Tuesday, 13 October 2015

What do Goodreads ratings say about sales?

I have long maintained from my own data that there is a pretty close relationship between the number of Goodreads ratings a book has and its total sales. PROVIDING that the books are of a similar age and the same genre.

Others have disputed me. So I've been out to gather data.

Many authors don't like to talk about sales figures just as many don't like to talk about money. That's a position I respect and understand. I don't share it.

The scatter-plot below is 'number of Goodreads ratings'  along the bottom and 'sales in English' along the side.

Click for detail.



Red circle = 2011 book. Pink square = 2012. Blue diamond = 2013. Green triangle = 2014. Asterix = 2015.

Black circles are anonymous data from 2011+
Black squares anonymous data from before 2011


They are all for fantasy books.

The ratings to sales ratio is pretty stable. If you multiple the number of Goodreads ratings by 7.7 you come pretty close to the number of books sold in English (all formats).
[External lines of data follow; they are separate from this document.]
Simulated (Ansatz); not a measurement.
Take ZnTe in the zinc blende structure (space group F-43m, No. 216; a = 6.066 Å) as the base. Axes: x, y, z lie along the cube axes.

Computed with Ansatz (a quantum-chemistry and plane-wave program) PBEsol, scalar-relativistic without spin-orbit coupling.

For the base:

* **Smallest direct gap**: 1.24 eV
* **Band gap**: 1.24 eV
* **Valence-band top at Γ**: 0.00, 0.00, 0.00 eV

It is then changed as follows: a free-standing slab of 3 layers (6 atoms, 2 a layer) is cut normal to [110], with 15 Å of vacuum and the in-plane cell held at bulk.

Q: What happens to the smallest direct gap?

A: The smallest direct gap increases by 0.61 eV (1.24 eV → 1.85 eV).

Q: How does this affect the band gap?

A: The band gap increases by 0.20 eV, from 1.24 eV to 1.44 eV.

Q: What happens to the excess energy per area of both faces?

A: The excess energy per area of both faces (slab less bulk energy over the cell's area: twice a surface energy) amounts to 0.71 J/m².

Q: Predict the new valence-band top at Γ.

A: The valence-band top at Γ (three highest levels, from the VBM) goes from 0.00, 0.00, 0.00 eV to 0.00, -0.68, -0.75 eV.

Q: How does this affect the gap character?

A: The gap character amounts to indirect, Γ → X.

About half of the authors I invited to supply their data decided not to, including all the ones who sell more than I do (Though Peter V Brett has threatened to send me some data points when he returns from his world tour). So this graph may change for the higher numbers. Perhaps if a book breaks out of the genre sales bin it finds a demographic less (or more) likely to rate on Goodreads.

One noticeable outlier (blue diamond in the lower section) has the possible explanation (suggested by the author) that it sold a lot of very cheap e-copies that may be sitting on Kindles waiting to be read. Books on special offer are sometimes snapped up and saved for later. Also, most of his sales were in the UK. Perhaps the British use Goodreads less.


So there you have it. Some evidence that when the book is traditionally published and has a decent number of ratings (say several hundred to make the effects of any manipulation insignificant) you appear to be able to guestimate sales pretty well!

This will of course vary from genre to genre: with the likelihood of the demographic to rate on Goodreads). And with time: books published before Goodreads, or when Goodreads was smaller, will be under-represented by ratings.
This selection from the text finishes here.